March 6, 2006, Feedstuffs

Electricity is one of the largest financial burdens plant managers face. A number of options are available to minimize these costs. Even though your utility claims your rate structure is “set in stone,” be innovative, and investigate ways to reduce costs within your rate structure; work with your utility.

A number of options are available to minimize electricity costs, i.e., building a substation, monitoring power usage, installing capacitors or consuming most electrical energy during off-peak hours.

One approach could involve building your own substation and purchasing electricity at a higher voltage. This often results in a simple payback of three to four years.

Many facility managers work within their rate structure to minimize their demand charge. Your rate’s demand charge compensates the utility for maintaining enough infrastructure to service your peak load. It is a monthly fee based on each month’s 15 or 30-minute peak load.

Cost-Efficient Client
Steady electrical demand makes you a cost-effective client. You maybe able to level off your peak demand by monitoring your power usage and shutting down non-essential loads as demand rises. Payback on simple monitoring systems is often fewer than six months.
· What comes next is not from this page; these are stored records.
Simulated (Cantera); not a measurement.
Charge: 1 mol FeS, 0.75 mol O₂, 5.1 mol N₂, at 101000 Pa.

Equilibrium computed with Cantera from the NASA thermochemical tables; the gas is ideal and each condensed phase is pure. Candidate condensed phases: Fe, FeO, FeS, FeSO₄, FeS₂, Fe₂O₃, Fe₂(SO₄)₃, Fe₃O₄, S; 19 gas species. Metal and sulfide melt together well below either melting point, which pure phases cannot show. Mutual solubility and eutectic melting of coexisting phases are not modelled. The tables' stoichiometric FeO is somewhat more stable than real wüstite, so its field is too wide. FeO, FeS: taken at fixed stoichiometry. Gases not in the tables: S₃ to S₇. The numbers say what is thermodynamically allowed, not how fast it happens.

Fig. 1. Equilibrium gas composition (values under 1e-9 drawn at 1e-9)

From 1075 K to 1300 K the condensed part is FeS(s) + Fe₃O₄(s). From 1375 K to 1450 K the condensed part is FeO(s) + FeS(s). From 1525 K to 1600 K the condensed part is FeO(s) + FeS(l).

Utilities maintain load profiles within certain upper and lower limits to ensure the stability of their system. If you are willing to risk a complete disconnect from the utility with a negotiated warning period, you may be able to reduce your electrical rate. The adjusted rates may be less than one-tenth of your current cost, and the utility rarely utilizes the option to disconnect.

You can also help your utility maintain its load profile by consuming most of your electrical energy during off-peak hours at a reduced rate. For example, if your facility works a single shift, consider scheduling this shift during the time of day when other electrical consumers are not demanding electrical power.

Consider installing capacitors if your utility has a power-factor penalty clause in its rate structure or if you are billed based on KVA rather than kW. Installing the equipment to meet your utility’s power factor minimums usually has a payback of two years or less.
Work closely with your utility to discover whether it has energy retrofit subsidy plans that help pay the capital costs of new energy efficient equipment, such as lighting, variable-speed drives and motors.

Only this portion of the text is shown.